# explain the blue jeans debate



## RentaPig311 (Jul 6, 2009)

So I told my wife to pick out some frogs she likes and of course she picked blue jeans. Anyway I saw in another post that they are quite expensive and haven't been exported for 10 years. I'm not a beginner but I'm far from expert. I've lost two frogs and I'm not gonna kill a $400 frog. I remember a long time ago there was a huge debate about someone selling fake blue jeans for $90. I tuned out and never got to see the end of the debate. Is there a look alike frog being sold as blue jeans? If so what's the difference? Id like to get some of them if they are of the pumillo species to practice with.


----------



## ErikHa (Jun 10, 2010)

There are quite alot pumilio morphs that can confused with blue jeans: cristobal, almirante but most of all black jeans. In my book, the 'real' blue jeans are from Costa Rica, pretty big and have bright blue legs. You'll often see black jeans being sold as blue jeans. 

Anyway, i don't think this morph qualifies as a 'beginner' pumilio.


----------



## daryl34 (Feb 24, 2007)

If someone is selling black jeans , please let me know where.
Thanks,
Daryl


----------



## RentaPig311 (Jul 6, 2009)

Thanks for the quick good info. Black jeans would be great for us. Any suggestions on beginer pumillos?


----------



## sports_doc (Nov 15, 2004)

ErikHa said:


> There are quite alot pumilio morphs that can confused with blue jeans: cristobal, almirante but most of all black jeans. In my book, the 'real' blue jeans are from Costa Rica, pretty big and have bright blue legs. You'll often see black jeans being sold as blue jeans.
> 
> Anyway, i don't think this morph qualifies as a 'beginner' pumilio.


U wont often see 'black jeans' for sale. True Siquirres blk jeans pumilio are rare, which is what Daryl is trying to say 

CR Blue Jeans are not a common frog, nor has there been a lot of success in breeding them consistently, hence the cost.

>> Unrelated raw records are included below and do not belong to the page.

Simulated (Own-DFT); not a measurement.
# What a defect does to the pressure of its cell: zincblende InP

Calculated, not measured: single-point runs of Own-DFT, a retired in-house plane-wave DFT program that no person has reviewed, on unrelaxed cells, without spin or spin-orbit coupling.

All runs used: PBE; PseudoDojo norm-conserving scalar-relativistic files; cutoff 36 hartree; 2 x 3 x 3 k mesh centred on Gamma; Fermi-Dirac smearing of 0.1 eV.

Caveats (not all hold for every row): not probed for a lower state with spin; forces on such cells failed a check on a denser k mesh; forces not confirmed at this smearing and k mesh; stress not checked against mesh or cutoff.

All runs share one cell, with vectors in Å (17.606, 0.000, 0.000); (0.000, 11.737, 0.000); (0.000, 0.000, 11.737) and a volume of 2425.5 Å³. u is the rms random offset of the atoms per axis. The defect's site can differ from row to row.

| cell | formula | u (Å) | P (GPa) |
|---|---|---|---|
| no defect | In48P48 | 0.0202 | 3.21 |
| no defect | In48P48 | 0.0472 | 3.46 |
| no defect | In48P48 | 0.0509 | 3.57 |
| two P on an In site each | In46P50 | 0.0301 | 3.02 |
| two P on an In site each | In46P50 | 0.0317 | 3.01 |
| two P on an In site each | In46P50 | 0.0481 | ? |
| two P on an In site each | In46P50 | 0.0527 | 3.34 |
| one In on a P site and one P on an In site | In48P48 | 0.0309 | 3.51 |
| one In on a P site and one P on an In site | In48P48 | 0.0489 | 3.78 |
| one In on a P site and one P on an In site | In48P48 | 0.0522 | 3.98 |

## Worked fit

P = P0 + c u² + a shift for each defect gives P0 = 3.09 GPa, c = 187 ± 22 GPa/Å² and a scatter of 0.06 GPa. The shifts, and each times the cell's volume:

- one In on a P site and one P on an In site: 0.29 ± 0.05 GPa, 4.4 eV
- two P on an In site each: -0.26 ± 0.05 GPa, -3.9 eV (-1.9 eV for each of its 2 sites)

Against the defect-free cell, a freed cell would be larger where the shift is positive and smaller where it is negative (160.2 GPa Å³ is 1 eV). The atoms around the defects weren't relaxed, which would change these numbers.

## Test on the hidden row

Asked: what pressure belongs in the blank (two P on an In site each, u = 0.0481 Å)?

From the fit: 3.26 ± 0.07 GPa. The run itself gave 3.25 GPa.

Now there are a number of great 'beginner' pumilio like Bastis, Cayo/Yellow belly, Man creeks that can all be purchased CB for reasonable money IMO. 

S


----------



## ChrisK (Oct 28, 2008)

sports_doc said:


> Now there are a number of great 'beginner' pumilio like Bastis, Cayo/Yellow belly, Man creeks that can all be purchased CB for reasonable money IMO.
> 
> S


Definitely, and the Man Creeks and Almirantes look a lot like Blue Jeans


----------



## ErikHa (Jun 10, 2010)

sports_doc said:


> U wont often see 'black jeans' for sale. True Siquirres blk jeans pumilio are rare, which is what Daryl is trying to say
> 
> 
> S


Sorry, i was talking about the situation in Europe. There are actually alot of CB black jeans being offered in Germany.


----------



## flapjax3000 (Jul 4, 2009)

Black jeans are still rare in Europe. It is most likely a man creek that is being sold there. 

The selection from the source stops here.